I am just trying to understand why the term is $\binom{15}8$(3p$^2$ - 2q)$^7$.

I need to find the coefficient in $p^{16}q^7$ in $(3p^2 - 2q)^{15}$

So, I know that $n = 15$ and I have $a^{n - k}b^k$ but I cannot figure out how to get $\binom{15}8$. I've tried watching videos on YouTube and looking up some tutorials but I only found them confusing. I don't have much useful work to add here. The book gives an answer but no explanation and I am completely stuck trying to figure out this.

I am not looking for the complete answer. Just enough to get $\binom{15}8$.

Thanks for any help.



You will need the binomial expansion $$(a+b)^{15}=a^{15}+\binom{15}1a^{14}b+\cdots+\binom{15}{k}a^{15-k}b^k+\cdots+b^{15}\ .$$ Substituting $a=3p^2$ and $b=-2q$ gives $$(3p^2-2q)^{15}=\cdots+\binom{15}{k}(3p^2)^{15-k}(-2q)^k+\cdots\ .$$ Now look at the general term $$\binom{15}{k}(3p^2)^{15-k}(-2q)^k$$ and work out what value of $k$ you need in order to get a $p^{16}q^7$ term; the coefficient of this term is $$\binom{15}{k}3^{15-k}(-2)^k$$ and this will be your answer.

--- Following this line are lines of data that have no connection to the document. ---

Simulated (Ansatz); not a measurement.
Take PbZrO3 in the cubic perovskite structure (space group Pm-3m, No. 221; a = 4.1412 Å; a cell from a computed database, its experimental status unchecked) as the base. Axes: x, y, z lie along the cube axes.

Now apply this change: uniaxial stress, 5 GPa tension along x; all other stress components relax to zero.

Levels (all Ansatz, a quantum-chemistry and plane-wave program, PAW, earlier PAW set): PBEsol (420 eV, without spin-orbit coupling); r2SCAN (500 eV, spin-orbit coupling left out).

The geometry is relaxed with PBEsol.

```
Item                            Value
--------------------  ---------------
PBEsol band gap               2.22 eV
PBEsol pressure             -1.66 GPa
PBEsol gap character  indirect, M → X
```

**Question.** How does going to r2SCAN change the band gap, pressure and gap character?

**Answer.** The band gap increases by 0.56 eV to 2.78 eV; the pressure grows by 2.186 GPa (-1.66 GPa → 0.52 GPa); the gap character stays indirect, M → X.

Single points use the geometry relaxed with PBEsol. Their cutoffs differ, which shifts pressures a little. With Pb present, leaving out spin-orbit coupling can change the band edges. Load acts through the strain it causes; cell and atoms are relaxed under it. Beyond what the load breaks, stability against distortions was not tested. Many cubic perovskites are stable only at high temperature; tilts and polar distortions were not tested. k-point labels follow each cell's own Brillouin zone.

To match the given answer you will also need to use the fact that $$\binom{n}{k}=\binom{n}{n-k}\ .$$

  • $\begingroup$ Hi, thanks for the feed back but I'm afraid I still don't know how to figure this out. Specifically, I cannot figure this part out: d work out what value of k you need in order to get a $p^16q^7$ term; the coefficient of this term is $\binom{15}{k}3^{15−k}(−2)^k$ $\endgroup$ – Tony Mar 20 '14 at 1:43
  • $\begingroup$ If you expand $\binom{15}{k}(3p^2)^{15-k}(-2q)^k$, you will get a coefficient times a power of $p$ times a power of $q$. What (in terms of $k$) is the power of $p$? What is the power of $q$? What is the coefficient? Can you find a value of $k$ which makes the powers match what you want, namely $p^{16}$ and $q^7$? If so, then substituting this value of $k$ into the coefficient gives the answer. $\endgroup$ – David Mar 20 '14 at 1:50
  • $\begingroup$ Hi, I see where I was going wrong now. Once I got this $\binom{15}{8}(3p^2)(-2q)^{15-8}$ I was trying to solve this equation and did not realize that when I had $p^{16}$ and $q^7$ I had my answer and that this is why k is equal to 8. $\endgroup$ – Tony Mar 20 '14 at 1:53

We have the following formula: $$(x+y)^{n}=\sum_{k=0}^n\binom{n}{k}x^ky^{n-k} $$ called the binomial formula. When $k=8$ we have (take $x=3p^2$ and $y=-2q$ in the binomial formula) the term $\binom{15}{8}(3p^2)^{8}(-2q)^{15-8}$.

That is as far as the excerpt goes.